"Real-Time" Websites
Damian Cugley
Right from its inception the web has been built on the idea that websites request information from web servers, and this has supported almost everything people have done on the web.
However, we hit one of the exceptions when a project we were working on, called REACT, required a "real-time" website i.e. a website that automatically updates itself whenever new information arrives. This doesn't fit naturally
into the way the web works but as REACT supports the sharing of incident data across emergency services it requires reliable, fast information.

Real-Time Web: Long Polling
The
real-time web requires two things: communication between servers, and a
way for web servers to push notifications to
web pages. It needs to do this despite firewalls and network-address translation (NAT). NAT
means that all browsers at a particular site share one IP address; this
means that standard methods of sending a message cannot be used
because the server has no way to address a particular browser. Firewalls may
further limit which protocols browsers can use. How can we get around
this?
How to be Pushy
There are three main ways to allow servers to update clients in browsers: polling, long polling, and server push.
Polling
Polling means the client keeps asking the server for new events:
C: Any new messages?
S: None
C: Any new messages?
S: None
C: Any new messages?
S: Here's one message: ...
C: Any new messages?
S: None
The frequency of polling controls how responsive the display is: if
you poll every five seconds, events will take up to five seconds to
update the user's screen. The problem is that the higher the frequency,
the more network bandwidth is used and the higher the load on the server.
Long Polling
Long polling is a slightly odd technique where the
client makes a poll request as above, but the server stores the request and does
not respond to it until an event is ready to be returned. It goes a
little like this:
C: Any new messages?
... time passes ...
S: Here's one message: ...
C: Any new messages?
... time passes ...
The network bandwidth used is much less, because there is little
traffic until it is time to update the client. You need a special web
server that allows your application to store requests like this. The
limit now is the number of simultaneous connections the server can
support (i.e.how many "Any new messages?" requests from clients it can remember).

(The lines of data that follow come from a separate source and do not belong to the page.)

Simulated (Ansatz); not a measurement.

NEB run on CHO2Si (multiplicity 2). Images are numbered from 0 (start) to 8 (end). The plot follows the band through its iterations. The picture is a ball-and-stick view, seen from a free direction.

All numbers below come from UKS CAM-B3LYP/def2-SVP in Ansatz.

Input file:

This is a far more extreme version of the so-called C10K problem.
Server Push
Some sites use a hidden IFRAME element which is effectively a hidden window.
This window declares itself to the browser to be infinitely long and so the browser never
stops trying to process it. The server can then issue updates to the hidden window when it wants and these contain code
which refresh the main window. (This technique is sometimes called Comet, as a pun on Ajax). Like long
polling, it ties up a network connection for each client, and presents
other difficulties.
Long Polling and REACT
For the research project REACT,
OCC created an architecture for software agents to exchange messages
about incidents reported to the emergency services. For inter-server
messages we used the Atom Publishing Protocol (Atompub, defined in RFC 5023, is commonly
used for publishing blogs; as new data arrives it is added as a new item in an Atom collection to which all the clients subscribe.).
Web applications are usually implemented as code that plugs in to a
web server (like Apache HTTPD or Microsoft IIS), but for REACT we created a
lightweight HTTP server that could be embedded in a normal application.

This innovative approach allowed console programs and desktop
applications to participate in the Atompub conversation.
The approach also made
thorough testing easier, since we did not need to have half a dozen separate web
sites set up to test one component.
When we wanted to create a web page that displayed "real-time"
data from the REACT system, having our own HTTP server implementation
proved invaluable: it was fairly straightforward to tweak it so that
active requests from clients could be stored and replied to when an item was added to
the Atom collection, thus implementing the long poll method. Compared
with setting up a specialized Comet server -- which would be overkill
for this small an application -- this was a simple and efficient
solution.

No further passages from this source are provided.